Technologies are shaped by the ecosystems that deploy them. Our understanding of these ecosystems, in turn, arose initially from studies of competition in high-tech industries, where the decisions of third parties, such as complementors, helped grow the scale and scope of ecosystems and determined the outcome of competition between rival ecosystems. Since then, they have been studied more carefully by academics. These studies have shown the importance of underlying factors, such as network effects, where the value of an item depends, in part, on whether others already have it. The influence of technical standards has also been important to the emergence of ecosystems. These standards help reduce complexity in a technological system and enable that system to evolve more fluidly, with a broader set of contributors.
These early studies were conducted primarily from the perspectives of innovation economics and technical complexity. Since the time of those studies, many ecosystems have grown to a size that far exceeded the expectations of earlier scholars. More recently, particularly in the case of digital technologies, some of these same ecosystems are now showing signs of retreat—even the possibility of collapse. To understand these new dynamics, a more sociological set of factors has emerged that complement our earlier understanding of ecosystems. These sociological factors center around social acceptance, or legitimacy, rather than concepts of profit and loss or scale and scope. It is now clear, for example, that many of the social networks that provide digital services to consumers are now running into limits in their ability to continue operating and growing. Any further growth will arise only if and when the underlying social legitimation of these digital services is renegotiated.
The importance of a sociological lens for understanding legitimacy in ecosystems is further reinforced by the expansion of the scope of many ecosystems. Rather than being only big, these ecosystems now offer a variety of services and products that span several industries, connecting sectors that have so far remained disconnected or unrelated. Many offer services, such as those in health and well-being, that transcend the boundaries of economic transactions and intermesh with the everyday lives and activities of individuals, organizations, and groups. It has become clear by now that the role digital technologies play in ecosystem emergence and growth is more than offering technical support or connectivity. Ecosystems are also shaped by the digital technologies adopted. Some technologies may evolve toward a more decentralized system of governance, while others may show opposite tendencies. As such, a sociological lens also contributes to a better comprehension of the dynamics of these ecosystems. Including technologies in the study of ecosystem legitimacy complements our earlier understanding of ecosystems and sets the stage for the study of ecosystems in an increasingly digitized society.

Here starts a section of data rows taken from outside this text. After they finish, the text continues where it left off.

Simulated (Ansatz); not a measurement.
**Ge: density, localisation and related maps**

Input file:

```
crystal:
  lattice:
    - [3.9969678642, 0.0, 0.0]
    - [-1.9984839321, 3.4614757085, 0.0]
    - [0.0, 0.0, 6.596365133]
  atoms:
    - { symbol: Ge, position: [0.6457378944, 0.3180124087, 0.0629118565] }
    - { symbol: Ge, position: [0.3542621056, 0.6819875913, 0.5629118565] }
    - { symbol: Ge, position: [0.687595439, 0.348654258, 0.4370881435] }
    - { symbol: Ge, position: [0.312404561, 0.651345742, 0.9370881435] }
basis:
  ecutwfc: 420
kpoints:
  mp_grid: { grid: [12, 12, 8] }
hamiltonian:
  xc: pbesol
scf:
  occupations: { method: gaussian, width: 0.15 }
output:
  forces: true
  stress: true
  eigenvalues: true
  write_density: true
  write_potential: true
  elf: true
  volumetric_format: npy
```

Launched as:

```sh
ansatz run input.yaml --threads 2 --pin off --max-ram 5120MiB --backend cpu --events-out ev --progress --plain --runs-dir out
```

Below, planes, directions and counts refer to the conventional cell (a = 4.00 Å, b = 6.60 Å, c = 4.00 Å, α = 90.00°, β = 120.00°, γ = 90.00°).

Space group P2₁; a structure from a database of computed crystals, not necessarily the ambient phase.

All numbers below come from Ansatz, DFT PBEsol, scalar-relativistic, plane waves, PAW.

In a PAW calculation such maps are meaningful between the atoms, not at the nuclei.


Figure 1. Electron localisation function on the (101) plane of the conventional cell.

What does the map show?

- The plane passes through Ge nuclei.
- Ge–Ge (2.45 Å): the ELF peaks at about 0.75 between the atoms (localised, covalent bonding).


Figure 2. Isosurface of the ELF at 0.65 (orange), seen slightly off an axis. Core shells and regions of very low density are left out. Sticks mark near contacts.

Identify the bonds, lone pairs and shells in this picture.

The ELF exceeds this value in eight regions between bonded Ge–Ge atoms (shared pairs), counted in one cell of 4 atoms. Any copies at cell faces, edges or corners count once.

This report adopts this sociological perspective, as the EINST4INE project examines questions of innovation, grand challenges, and the possibilities of open innovation and sustainability. Inside, you will find several case studies that are underway, and you will see how social legitimation processes are informing the rise of these new practices. There will undoubtedly be failure cases along the way, and these too will likely require a sociological dimension to understand their lack of acceptance in society.